Bay, the noble laurel
(Image by monicore from Pixaay)

Bay, laurel, laurier, sweet laurel. Bestowed on champions by the Greek Gods, bay is as puzzling to the palate as it is subtle.

Add one bay leaf. It’s in probably 80 to 90 percent of recipes from all over the world. That simple, seemingly ordinary, solitary leaf which you’re asked to add to your sauce, your soup, your stew, terrine, marinade, and more. Yet the leaves are prized by athletes, poets, warriors and witches. But more than anything, the humble bay is placed on a pedestal in the kitchens of all chefs worth their salt and pepper.

This column accompanies this recipe.

The bendy slim branches are bent and entwined to go around the necks of victors, and bay is thought to have the power to deter the devil himself, witches, and lightning. If you google bay leaf, up will pop as many websites about witches and witch lore as about bay and how to cook with it. Roman athletes would carry bay in a pocket, poets were festooned with them, it was supposed to guard you against the mighty thunder in the sky, and if you didn’t want a visit from a friend who’d annoyed you, you could sweep your front step after they’d left and then rub bay into the doorstep so they wouldn’t come back. That would do the trick, obviously.

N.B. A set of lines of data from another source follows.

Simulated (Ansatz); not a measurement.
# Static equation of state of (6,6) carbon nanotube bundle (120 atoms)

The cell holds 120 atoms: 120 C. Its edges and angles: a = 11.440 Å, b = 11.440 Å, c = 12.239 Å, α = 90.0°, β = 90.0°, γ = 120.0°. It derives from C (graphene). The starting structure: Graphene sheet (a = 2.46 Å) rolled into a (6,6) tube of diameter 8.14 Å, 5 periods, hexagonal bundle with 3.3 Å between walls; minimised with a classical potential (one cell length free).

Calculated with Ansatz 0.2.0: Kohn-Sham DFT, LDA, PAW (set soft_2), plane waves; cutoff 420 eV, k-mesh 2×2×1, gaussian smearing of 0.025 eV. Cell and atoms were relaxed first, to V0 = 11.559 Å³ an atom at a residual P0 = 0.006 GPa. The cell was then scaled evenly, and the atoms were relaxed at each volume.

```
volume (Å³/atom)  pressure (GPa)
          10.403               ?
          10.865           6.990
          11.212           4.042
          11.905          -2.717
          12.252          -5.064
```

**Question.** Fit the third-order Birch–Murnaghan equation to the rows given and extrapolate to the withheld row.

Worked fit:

Brittanica tells us that Daphne, in Greek mythology, personified the laurel tree “whose leaves, formed into garlands, were particularly associated with Apollo. Traditionally, the special position of the laurel was connected with Apollo’s love for Daphne, the beautiful daughter of a river god (probably Ladon) who lived a pastoral existence in either Thessaly, the Peloponnese, or Syria. She rejected every lover, including Apollo. When the god pursued her, Daphne prayed to the Earth or to her father to rescue her, whereupon she was transformed into a laurel. Apollo appropriated the laurel for poets and, in Rome, for triumphs. Daphne was also loved by Leucippus, who was killed because of Apollo’s jealousy”.

Laurus Nobilis is its Latin name; Laurus means verdant and nobilis of course means noble. The name bay, in English, derives from the French baie (berry), and the French use it in two essential basic preparations, the court-bouillon, the classic poaching liquid of French cuisine, and the bouquet garni that goes into so many stews and other dishes. Bay, says Larousse Gastronomique, is “indispensable to season stocks, ragoûts, stews, pâtés and terrines”. Bay is a key part of an Italian aromi too, the nation’s equivalent of the French bouquet garni.

When a bay leaf or two have been immersed into a béchamel sauce while making it, the difference it makes is extraordinary and emphatic. The sorcery of the leaf is astonishing, the way it beguiles the palate with its indefinable flavour, yet defies you to pinpoint quite what its taste profile is. Some have said it’s reminiscent of thyme and oregano, but those two flavours are distinctive in their own ways and no, if you had two pots of béchamel and inserted bay into one, and sprigs of thyme and oregano into the other, they would not be the same at all.

You can use bay leaves instead of lemon leaves in a bobotie. Lemon is in fact traditional and was used at the old Cape, whereas use of bay in the dish is more modern. Said the great C Louis Leipoldt on the subject of these leaves: “I do not even have to mention a lemon leaf in brawn or sosaties, or the value of a bay leaf as a surrogate for it.”

But its the Madeirans who use it best, and most thoroughly, making it the absolute flavour hero of the island’s wonderful espetada; chunks of beef skewered on bay branches, after the meat has been marinated with garlic, coarse salt and crumbled bay leaves. If you’ve never been sure quite what bay leaves taste like, that’s one dish that will let your palate know all about it.

Bay is included in very many Indian curry recipes, usually right up front when you braise your spices such as whole cinnamon, cardamom pods, and cumin and fennel seeds and the like. In the Caribbean bay is used for jerk chicken, in the Philippines in menudo, a pork dish not to be confused with a Mexican menudo, which is tripe, and in adobo, a Filipino chicken dish. 

How to define the indefinable bay? It’s often called bitter, yet there’s an undeniable sweetness to it as well. It has been called woody, and that does make sense; or does it? It’s been called minty or having a menthol character; it has distinctive hints of pine and eucalyptus, and of white or black pepper, even both. Others have found hints of thyme, clove and even lavender in bay.

But come on. Does something have to be defined by something else? The whole point of bay is that – bay – is what it tastes of. And there is nothing quite like it. DM/TGIFood

To enquire about Tony Jackman’s book, foodSTUFF (Human & Rousseau) please email him at [email protected]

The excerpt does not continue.